One of the new bits of information to come out of the EEC15 deliverability discussions is how Hotmail is looking at engagement differently than other webmail providers.
Many webmail providers really do look at overall engagement with a mail when making delivery decisions. And this really impacts new subscribers the most. If there is a mailing where a lot of subscribers are engaged, then new subscribers will see the mail in their inbox. Based on what was said at the webinar earlier this week engagement has no effect at Hotmail outside of the individual user’s box.
I’ve certainly seen this with clients who’ve tried trimming subscriber lists but that doesn’t really help get mail moved from the Hotmail bulk folder to the inbox.

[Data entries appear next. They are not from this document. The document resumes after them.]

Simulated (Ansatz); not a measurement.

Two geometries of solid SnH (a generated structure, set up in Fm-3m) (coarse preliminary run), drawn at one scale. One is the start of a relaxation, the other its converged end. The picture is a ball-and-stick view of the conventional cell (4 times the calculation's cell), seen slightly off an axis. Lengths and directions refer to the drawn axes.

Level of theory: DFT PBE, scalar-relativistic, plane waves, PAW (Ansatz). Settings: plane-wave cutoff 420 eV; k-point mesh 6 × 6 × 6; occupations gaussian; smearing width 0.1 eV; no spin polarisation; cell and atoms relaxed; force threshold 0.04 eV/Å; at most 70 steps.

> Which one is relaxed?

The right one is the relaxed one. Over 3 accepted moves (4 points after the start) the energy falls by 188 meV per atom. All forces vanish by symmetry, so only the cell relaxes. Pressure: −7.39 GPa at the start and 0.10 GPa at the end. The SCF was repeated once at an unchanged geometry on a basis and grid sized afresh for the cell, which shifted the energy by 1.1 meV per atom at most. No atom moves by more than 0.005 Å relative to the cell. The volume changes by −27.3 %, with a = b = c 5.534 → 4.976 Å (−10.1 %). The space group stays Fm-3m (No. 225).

Instead of subscriber lists, Hotmail is really looking at bounces. They’re watching the number of nonexistent accounts senders are mailing to and they’re counting and a sender hits too many bad addresses and that is a major hit to their reputation.
All of this makes remediation at Hotmail challenging. Right now, we can remediate a bad reputation at a lot of ISPs and the filters catch up and mail starts flowing back to the inbox. Hotmail has set up a system that they say is “hard for spammers to game.” This seems to translate into hard for legitimate senders to fix their reputation.
Hotmail is, IMO, the current tough nut in terms of deliverability. Develop a bad reputation there and it’s difficult to fix it. I’m sure it’s possible, though.
Thoughts on Hotmail filtering
T
Hotmail and Gmail are usually the two I find myself having to help clients with. I know what was said by Hotmail at EEC15 and this week’s webinar follow-up, but I still find cutting the list and removing the inactives tends to fix things.
Hotmail/outlook.com’s email filtering is based upon numerous things:
– Machine learning
– User junk reports (clicking “This is spam”)
– Their feedback loop program (used to train machine learning)
– IP reputation
– Sender reputation
– User mailbox settings
– And a few other spam filter settings
The filter is nearly entirely automated; it’s the only way to make it scale. In general, if email from bulk senders isn’t getting through it’s usually because lots of users have been marking it as spam.
Remediation is through the http://postmaster.live.com SNDS portal. You have to prove IP ownership but once you do, you can get reports of how users are treating your email. It’s true that it is “hard for spammers to game” because spammers have tried to game it (and continue to) and so the system has clamped down to look at multiple pieces of information before making a decision, and user junk complaints help with it.